To continue our Remembering credit union pioneers series (see also Nora Herlihy), we are looking at the life of Friedrich Wilhelm Raiffeisen, who was born 205 years ago today (30 March 1818).
Growing up as a farmer in 19th century Germany, Friedrich Wilhelm Raiffeisen, understood the financial struggles unique to the rural population. He initiated a local system of financial co-operation that led to the first credit union.
Raiffeisen began a career as a public servant for the Prussian government, paving the way for him to become from 1848 the mayor of Flammersfeld in what is now the Rhineland-Palatinate. During his time in office, his village was unfortunately afflicted by a terrible famine and economic crisis. Raiffeisen presented a solution: a society for grain and bread supply. This new organisation illustrated the success of a community-based co-operation. Raiffeisen would later replicate the system, creating a scheme where farmers could borrow money to buy cattle, the structure again escalated to what we would recognise as a simple version of the contemporary credit union where deposits from members could be used as loans for other members. The first co-operative lending bank for these rural communities was created in 1864, and to manage liquidity across the individual banks Raiffeisen introduced a central bank in 1872.
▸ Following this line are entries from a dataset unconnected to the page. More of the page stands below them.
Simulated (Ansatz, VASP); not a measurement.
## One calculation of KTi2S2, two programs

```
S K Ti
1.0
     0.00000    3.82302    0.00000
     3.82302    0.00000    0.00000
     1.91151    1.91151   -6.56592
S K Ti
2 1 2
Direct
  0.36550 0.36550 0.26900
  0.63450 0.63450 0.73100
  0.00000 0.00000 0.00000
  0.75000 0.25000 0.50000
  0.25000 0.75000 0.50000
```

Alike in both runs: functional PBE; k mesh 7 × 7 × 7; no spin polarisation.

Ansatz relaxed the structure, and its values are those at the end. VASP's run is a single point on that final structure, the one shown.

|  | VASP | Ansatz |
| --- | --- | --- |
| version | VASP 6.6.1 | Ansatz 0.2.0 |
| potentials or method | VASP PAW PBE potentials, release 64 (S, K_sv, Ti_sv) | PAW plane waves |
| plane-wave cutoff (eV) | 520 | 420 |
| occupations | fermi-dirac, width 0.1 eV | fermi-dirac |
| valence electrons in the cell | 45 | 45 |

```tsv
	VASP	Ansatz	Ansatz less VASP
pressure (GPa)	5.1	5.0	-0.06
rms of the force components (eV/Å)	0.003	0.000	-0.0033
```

Raiffeisen’s underlying objective was to enable people to become independent of charity, politics, and loan sharks, which may have some contemporary resonance. Banks merging directly from or inspired by Raiffeisen continue to serve communities across Europe, including Austria, Kosovo, Romania and Switzerland. The Netherlands’ Rabobank’s official name is Coöperatieve Centrale Raiffeisen-Boerenleenbank B.A., showing its heritage. Raiffeisen’s ideas live on through these organisations and others, notably through the International Raiffeisen Union, and he remains an inspiration to credit and other co-operators.